Depression has me on the verge of withdrawing from my college courses yet again, and it feels like things will never get better. I know they will, but depression has a funny way of making you believe things that are simply not true. Right now, it feels like there’s an anchor attached to everything, and no matter what I do or say, nothing will move. I miss my dad, and feel remorse over the fact that we didn’t get to spend more time together. I look on Facebook, and see pictures of my classmates at UNC football games and wish I was there. I know if I was given the chance, I could succeed there. And that’s the hardest part, knowing I could do well and thrive there but cannot attend since I don’t meet the requirements.

I’ve been through more in my 19 years of earth than most kids have in a lifetime, and my experiences in life should more than make up for my lack of credits. Sadly, it doesn’t work like that. I’ve had to battle through learning disabilities, and mean kids, just to prove I have a spot at the table and am just as capable as anyone of my peers.

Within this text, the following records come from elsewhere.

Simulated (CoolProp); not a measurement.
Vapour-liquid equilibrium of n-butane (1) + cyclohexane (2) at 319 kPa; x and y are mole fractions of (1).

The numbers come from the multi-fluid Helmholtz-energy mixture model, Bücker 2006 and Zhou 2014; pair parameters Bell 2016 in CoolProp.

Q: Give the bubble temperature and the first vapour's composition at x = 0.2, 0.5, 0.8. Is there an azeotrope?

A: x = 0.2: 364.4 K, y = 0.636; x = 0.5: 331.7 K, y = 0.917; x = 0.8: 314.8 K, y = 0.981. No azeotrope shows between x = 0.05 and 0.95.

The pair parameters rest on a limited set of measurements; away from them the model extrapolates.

Tonight through, depression would like to have me believe that I am not worth it. That I am a failure, that nothing good will come from my life.

Well, depression, I refuse to believe your lies.

I will continue to push forward and try my best to one day achieve my dream. One day, I hope I find myself in Chapel Hill, walking to The Dean Smith Center and ready to cheer on my Tar Heels.

On that day, my dream will finally be a reality, and I will cry. I will cry because I will finally be a Tar Heel, something I have longed to be ever since the fifth grade.